If we were to pluck out the images from the book, some illustrated and some to be conjured from tantalizing descriptions, we would find yet other collections and exhibitions arranging themselves today. For example, a zoo, a multispecies assemblage of stone, stuffed glass, feather work, plaster, and paper animals. I was particularly struck by Guillermo Dupaix’s ink and charcoal on paper illustrations to represent the postclassic toad, coyote, and rattlesnake in the RASC (figs. 1.2–1.4). Might swapping out these for photographs of the actual objects serve to enhance the contrast between Mexica works and the RASC’s neoclassical plaster cast collection which is described but not illustrated (47)? Dupaix’s paper toad, captioned as “monstrous” (29) plots a different canonical constellation of teratological and pathological objects, if not also of neoclassicism’s abnormally idealized bodies and fragments.
This volume is spatially saturated, a complex myriad of buildings and geographies, typically underscoring Mexico City as cultural and cartographic center. We could imagine the centrifugal suction of objects from distant sites to the capital’s museums as well as inter/intrainstitutional movements of things (wow, the possibilities of the digital/AI). By contrast, the Isthmus of Tehuantepec survey map (fig. 8.3) and the description of Miguel Covarrubias’s mural maps (196, 197), set Mexico between the Atlantic and Pacific Oceans and competing international economic interests. The north-south view of the proposed canal’s extraction corridor and the east-west arrangement of Asia, the Pacific Rim, and the Americas open onto beguiling cartographic research possibilities.
Among the other valuable contributions of this volume is the rating of replicas, fakes, and other so-called inauthentic objects as indices of bodies of knowledge and practices of exceedingly high skill levels. These have the power to affect the reputation of a museum and destabilize canons. The contemporary legacy of this process is exemplified by the world-famous Obsidian Monkey, sold to the museum by a forensic pathologist, whose authenticity today remains inconclusive (x). Equally important is the recognition of the uncredentialed local, inexpert, or auto-didact. Central to museum matters were the self-trained Covarrubias, the forgers whose skills could compete with the prized work of the Mexica, the artisans creating replicas for sale in the market, as well as amateur societies and private collectors.

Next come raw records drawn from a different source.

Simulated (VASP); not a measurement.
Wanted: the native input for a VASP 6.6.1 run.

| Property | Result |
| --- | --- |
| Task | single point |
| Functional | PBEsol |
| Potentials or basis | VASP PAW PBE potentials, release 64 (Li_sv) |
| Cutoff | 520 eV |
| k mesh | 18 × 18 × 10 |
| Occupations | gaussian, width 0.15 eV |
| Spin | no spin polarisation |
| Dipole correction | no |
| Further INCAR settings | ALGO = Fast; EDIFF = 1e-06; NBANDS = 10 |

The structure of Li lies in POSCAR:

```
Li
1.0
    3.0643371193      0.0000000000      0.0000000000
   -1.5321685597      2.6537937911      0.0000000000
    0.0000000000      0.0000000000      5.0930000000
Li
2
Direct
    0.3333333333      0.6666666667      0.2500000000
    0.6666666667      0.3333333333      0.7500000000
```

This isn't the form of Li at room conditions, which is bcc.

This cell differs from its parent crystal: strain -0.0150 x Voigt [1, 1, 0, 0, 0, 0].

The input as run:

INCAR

For the volume contributors, Mariana Castillo Deball’s paper cut of Coyolxauhqui on the cover “offers a visual rendition of the book’s objectives” (x). Contrary to the huge, stone monument itself, this version is a quivering phantom, a double image, seemingly compressed out of its regular shape as if by seismic pressure. This Coyolxauqui engages what I sensed as I read Museum Matters: sonic and haptic qualities; the rumble of movements, the crunch of dried organic materials, the shriek of stone dragged across ground. This is the black box turned inside out.